Shot on the way to Shenzhen on an iPhone 14 Pro on March 26th 2025

Main Camera — 24 mm ƒ1.78
3628 x 2900 pixels

Water bottle label and sunlight 

www.celadoor.xyz

This mint documents my first print work. It was to be a run of 50 pieces but at least two are missing in the post. There is something strange about printing work that you have lived with digitally for many years however this work is challenging to show digitally as the native resolutions are often into an 8K pixel space. There is something even more strange about folding it up and putting it in an envelope. 

Poster materials: Butcher paper, UV printing, manual folding 

I have been exploring aspects of printing for a few years, but the decision to move forward was challenging. Prior to 2021, my work manipulating the panorama feature of the iPhone was a private and well-insulated endeavor. Even when I started minting on Hic et Nunc I was able to manage the entire process myself. Print meant talking to people about the process and is, ultimately, a step into a thing I know nothing about. 

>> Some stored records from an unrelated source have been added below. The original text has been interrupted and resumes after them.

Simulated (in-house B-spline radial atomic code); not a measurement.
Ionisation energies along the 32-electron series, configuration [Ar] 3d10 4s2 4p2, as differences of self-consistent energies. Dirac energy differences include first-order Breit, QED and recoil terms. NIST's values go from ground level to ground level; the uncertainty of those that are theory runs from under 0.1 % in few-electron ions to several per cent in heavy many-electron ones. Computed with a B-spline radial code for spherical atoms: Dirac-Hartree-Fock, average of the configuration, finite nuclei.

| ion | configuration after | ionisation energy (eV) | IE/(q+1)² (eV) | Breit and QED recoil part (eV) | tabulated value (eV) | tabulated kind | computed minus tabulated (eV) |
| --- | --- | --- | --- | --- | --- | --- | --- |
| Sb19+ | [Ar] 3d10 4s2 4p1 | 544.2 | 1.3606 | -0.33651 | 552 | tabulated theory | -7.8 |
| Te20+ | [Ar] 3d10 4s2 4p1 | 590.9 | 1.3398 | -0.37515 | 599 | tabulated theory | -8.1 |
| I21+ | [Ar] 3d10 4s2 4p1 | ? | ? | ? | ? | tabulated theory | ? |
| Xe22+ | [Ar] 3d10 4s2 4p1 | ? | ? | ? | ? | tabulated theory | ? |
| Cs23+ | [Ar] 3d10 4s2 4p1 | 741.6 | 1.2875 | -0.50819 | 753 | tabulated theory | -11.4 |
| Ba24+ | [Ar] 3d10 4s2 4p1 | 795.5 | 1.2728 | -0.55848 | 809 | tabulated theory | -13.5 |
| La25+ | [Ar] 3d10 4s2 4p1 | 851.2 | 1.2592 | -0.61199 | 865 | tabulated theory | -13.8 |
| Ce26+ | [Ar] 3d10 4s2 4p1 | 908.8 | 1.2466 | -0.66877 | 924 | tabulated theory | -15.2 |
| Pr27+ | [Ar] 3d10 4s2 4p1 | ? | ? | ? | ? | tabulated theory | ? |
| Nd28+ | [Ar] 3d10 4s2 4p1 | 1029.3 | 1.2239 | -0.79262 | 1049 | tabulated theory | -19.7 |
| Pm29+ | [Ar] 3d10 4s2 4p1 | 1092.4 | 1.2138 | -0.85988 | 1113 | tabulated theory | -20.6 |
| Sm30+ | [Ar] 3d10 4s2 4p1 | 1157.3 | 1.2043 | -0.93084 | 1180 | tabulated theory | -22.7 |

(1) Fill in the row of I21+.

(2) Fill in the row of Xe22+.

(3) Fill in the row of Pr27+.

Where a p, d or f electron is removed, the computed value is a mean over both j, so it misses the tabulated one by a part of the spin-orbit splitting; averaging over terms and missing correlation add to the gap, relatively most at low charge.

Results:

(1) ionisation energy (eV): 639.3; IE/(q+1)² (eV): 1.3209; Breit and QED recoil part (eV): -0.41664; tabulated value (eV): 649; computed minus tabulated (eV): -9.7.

The decision to make this poster crystalized around the idea of shipping a large format test print to multiple people, which led to concerns revolving around the costs of printing and shipping. The intent was not to make one archival print of an image - although I want to do that. Quantity is the goal, and it is reflected in the choice of materials (butcher paper) and the need to ship them folded (I am genuinely sorry for the creases). There is a comfort and familiarity in butcher paper; Until recently I had concert posters from the 80’s on my walls, and fond memories of unfolding the posters that often arrived in the sleeves of vinyl records. Choosing butcher paper for this project makes it an ephemeral work which will age, possibly yellow, and crack. 

The push to print is a recognition of the fact that work which revolves around pixel level detail and arbitrary rasters is not made for the small screens of social media, and these images often struggle with the fixed resolution of available commercial displays. The scale of this print is its most critical aspect, because it is large enough to have a substantial presence in a room. My hope is that you will embrace the moment this captures, and tack this print to your wall for a while,enjoying the emergent creatures and patterns in the image. 

DECAY (a series and a glitch)
Decay is defined by shots with a specific glitch that yields intricate and disorderly groups of pixels, forming mottled patterns that occasionally fill the entire shot. This glitch first emerged in 2021 as the number of shots I was taking increased and my process crashed the iPhone in a variety of less helpful and more helpful ways. Decay is one specific example. One of my hangups about using consumer hardware is that I hesitated to present an edge case that I could not effectively duplicate. Howver at this point, in the middle of 2025, I am approaching 2000 shots that feature some aspect of this particular glitch. 

This is my favorite output type. It has the capacity to generate the greatest number of surprising results, producing chaotic patterns which deposit pixelated structures at different scales. At times, these look like they could be composed of tiny cubic bits of sand; grainy residue left behind by some core process that has been abandoned by the photo app. 

As with most of my work, each shot is generated in a similar way: moving the iPhone and the interlocutor (the object I am using to block the lens and act as a source of of reflected or transmited light for the sensor) relative to the available light. The shots are taken with similar repeated patterns of movement, up and down, typically moving left or right, with occasional contortions as the pattern of light limits the window of available movement within the panorama app. The unique outputs are created by very subtle changes in that movement, and in the intensity and spectral composition of the light sources relative to the pigment of the interlocutor.

TECHNOLOGY
These images are taken using the stock preintalled iPhone photography app. The images may be cropped or rotated. There is no post processing. All color is as it was when the shot appeared on the screen of the iPhone.